Avoiding Home Repair and Charity Scams After Natural Disasters

Scammers and fraudsters are always active after a disaster hits and they don't care how they steal your money

Don't Get Taken In: Avoiding Home Repair and Charity Scams After Disasters
Image: NCCC
September 10, 2018

Hurricane Florence has its sights set on the east coast and North Carolina may find itself suffering significant damage. As if preparing for the storm isn't enough, you have to be on your guard for scammers who want to take advantage of the situation and take your money.

Be Wary of Contractors Who Contact You

Phony contractors are always at work, even when no natural disaster has hit. But they're especially active after any kind of weather event that unleashes widespread damage. If a contractor calls you or shows up at your door and you did not request any services, be especially wary.

You'll often find these scammers approach you after a storm, claiming to be "doing work in your neighborhood," and pointing out your obvious damage, as well as hidden damage even though no inspection has been done. They might request large deposits or the cost of repairs up front. They may even start work as a show of good faith and then take off with your money. They may even take payment from your insurance company without completing work.

Never pay by check or cash

If you are working with a home repair contractor, you might have to pay a reasonable amount of money upfront. In any case, you shouldn't pay by cash or check, which you will have trouble recouping if your contractor takes off. Instead, pay by credit card and only pay once the job has been completed and once you are satisfied with the work.

Always get multiple estimates

If you wreck your car, you're probably not going to pay the first repair shops who quotes you a price. The same should apply to home repairs. While it may be tempting to jump on the first bid for the job in order to start work sooner, you can potentially save thousands of dollars by getting multiple estimates from multiple contractors. You may even find that the first contractor wants to do work that isn't necessary.

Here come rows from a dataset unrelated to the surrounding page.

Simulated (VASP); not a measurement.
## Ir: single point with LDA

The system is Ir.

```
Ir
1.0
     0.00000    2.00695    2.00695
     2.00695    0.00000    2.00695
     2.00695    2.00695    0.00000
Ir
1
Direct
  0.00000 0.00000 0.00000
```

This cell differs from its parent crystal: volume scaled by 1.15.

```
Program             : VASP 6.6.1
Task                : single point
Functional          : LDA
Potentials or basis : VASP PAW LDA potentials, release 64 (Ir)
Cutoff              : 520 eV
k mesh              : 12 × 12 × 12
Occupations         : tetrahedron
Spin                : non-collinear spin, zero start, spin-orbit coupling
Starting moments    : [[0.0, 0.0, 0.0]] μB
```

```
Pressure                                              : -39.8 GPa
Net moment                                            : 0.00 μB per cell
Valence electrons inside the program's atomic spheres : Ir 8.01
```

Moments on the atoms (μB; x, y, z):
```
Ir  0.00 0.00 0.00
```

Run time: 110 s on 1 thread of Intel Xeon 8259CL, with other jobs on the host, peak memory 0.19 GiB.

Have a written contract with a guarantee

If you don't have a written contract, good luck trying to prove your case if you have to take your contractor to court. If the contractor wants to work on a handshake, look elsewhere. When you get a contract, actually read it before signing it. You might be agreeing to absurd terms. Reputable contracts will guarantee their work for a set period of time.

Your Right to Cancel

Transactions that take place at a location that is not the seller's normal place of business, including your home, are eligible under state law to be canceled up to three days after you sign the contract. The seller should include instructions on how to cancel in the written contract. You must notify them in writing if you change your mind within that three day period. It's a great idea to have proof of the cancellation.

Avoiding charity scams

If you want to help storm victims, make sure your donations will do the most good by avoiding charity scams:

  • When being solicited for a donation, ask for information about the charity, such as if the caller is a paid fundraiser, who the caller is working for, and the percentages of the donation that will go to the charity and to the fundraiser. Contact the charity directly and find out if it knows about the solicitation and has authorized the use of its name, and they should request written information about the charity, including its full name, address, and phone number. It's best to make a donation directly instead of through a solicitation.
  • Don't respond to unsolicited emails and text messages asking you to give, and be wary of social networking pleas for donations. Fraudulent messages may look legitimate and use the name of real charities.
  • Watch out for pushy telemarketers, and say no to high-pressure appeals. If a caller refuses to answer your questions about the charity, offers to pick up a donation in person, or calls you and asks for a credit card, bank account or Social Security number, donate elsewhere.
  • Verify your records if you do not remember pledging to make a donation. If you have no record of the pledge and cannot remember making it, resist pressure from the charity to donate.
  • Charities that seem to have arisen overnight should also be avoided. This is particularly common just after a disaster occurs. Newly-formed charities often do not yet have the staff and systems in place to get donations to the locations or people in need of them.
  • Fraudulent charities will try to ride on the coattails of more established, legitimate organizations by choosing very similar names. Check with the established charity to verify that it is the correct one before donating.
  • It's best to use credit cards when making a donation. This method is preferable for tax and security reasons because cash can be stolen or lost. When making an online donation or payment, look for indicators that the charity's site is secure, such as a URL beginning with "https" (the "s" stands for "secure") or an icon that looks like a lock on the status bar of the browser.
  • Before you make a donation, do your homework first. There are a number of ways to verify charity information. Consumers should contact the office in charge of regulating charitable organizations and solicitations for their state to verify an organization's claims regarding how much of their donation goes to the charity and how much is directed toward other expenses. They can also check GuideStar and the Better Business Bureau's Wise Giving Alliance to verify information. To check up on a charity in North Carolina, call the Secretary of State's office toll free at (888) 830 4989.
  • To report a charity scam, call the North Carolina Attorney General's Office.